YvanYin / Metric3D

The repo for "Metric3D: Towards Zero-shot Metric 3D Prediction from A Single Image" and "Metric3Dv2: A Versatile Monocular Geometric Foundation Model..."
https://jugghm.github.io/Metric3Dv2/
BSD 2-Clause "Simplified" License
1.39k stars 105 forks source link

Questions on fine-tuning freeze and config parameters #173

Open tazalapizza opened 1 week ago

tazalapizza commented 1 week ago

Hello, thanks for sharing this amazing work with all the codes and weights ! I created my own RGB-D dataset with custom dataloaders following #105 and ran a finetuning

My finetuning results are not very good with base KITTI parameters, so I want to better understand them :

1) I added encoder freeze, is it a good idea ?
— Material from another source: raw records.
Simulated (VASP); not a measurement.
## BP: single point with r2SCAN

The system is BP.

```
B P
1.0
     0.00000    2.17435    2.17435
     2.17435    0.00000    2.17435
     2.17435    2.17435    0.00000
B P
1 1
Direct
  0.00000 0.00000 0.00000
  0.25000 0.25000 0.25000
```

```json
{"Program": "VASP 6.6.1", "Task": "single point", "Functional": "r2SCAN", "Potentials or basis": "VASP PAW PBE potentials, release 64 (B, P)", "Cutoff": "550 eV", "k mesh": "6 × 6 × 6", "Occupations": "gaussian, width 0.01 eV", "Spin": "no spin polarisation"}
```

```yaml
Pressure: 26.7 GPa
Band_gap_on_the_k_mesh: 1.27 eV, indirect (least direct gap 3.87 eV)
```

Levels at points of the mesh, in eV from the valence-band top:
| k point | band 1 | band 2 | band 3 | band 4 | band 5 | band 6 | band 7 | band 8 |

2) how should I choose crop_size values in data_basic ? I set it to my image size

3) the optimizer and lr hyperparameters in ..kitti.py configs are set for finetuning, right ?

4) should we change the Normalize values in the pipeline for custom data ?

5) is there a special way to handle the sky region in GT depth ? I set it to 0 to ignore it

Sorry for my many questions, I hope you can help me. Thank you !

JUGGHM commented 1 week ago

Hello, thanks for sharing this amazing work with all the codes and weights ! I created my own RGB-D dataset with custom dataloaders following #105 and ran a finetuning

My finetuning results are not very good with base KITTI parameters, so I want to better understand them :

  1. I added encoder freeze, is it a good idea ?
  2. how should I choose crop_size values in data_basic ? I set it to my image size
  3. the optimizer and lr hyperparameters in ..kitti.py configs are set for finetuning, right ?
  4. should we change the Normalize values in the pipeline for custom data ?
  5. is there a special way to handle the sky region in GT depth ? I set it to 0 to ignore it

Sorry for my many questions, I hope you can help me. Thank you !

Thanks for your questions and I hope these may help:

  1. It will impair some performance. (The performance gain will shrink for fine-tuning.)

  2. I think we have provided a json file to train KITTI and you do not need to change or choose it.

  3. No, this file is not correctly configured. I think the settings have been correctly overridden here.

  4. Not likely.

  5. If you have a well segmented map, you can set the sky groundtruth to 200. Ignoring them is another alternative and the confidence map will help to filter them out.

In general, I think we should use this script. Not need to change any settings additionally.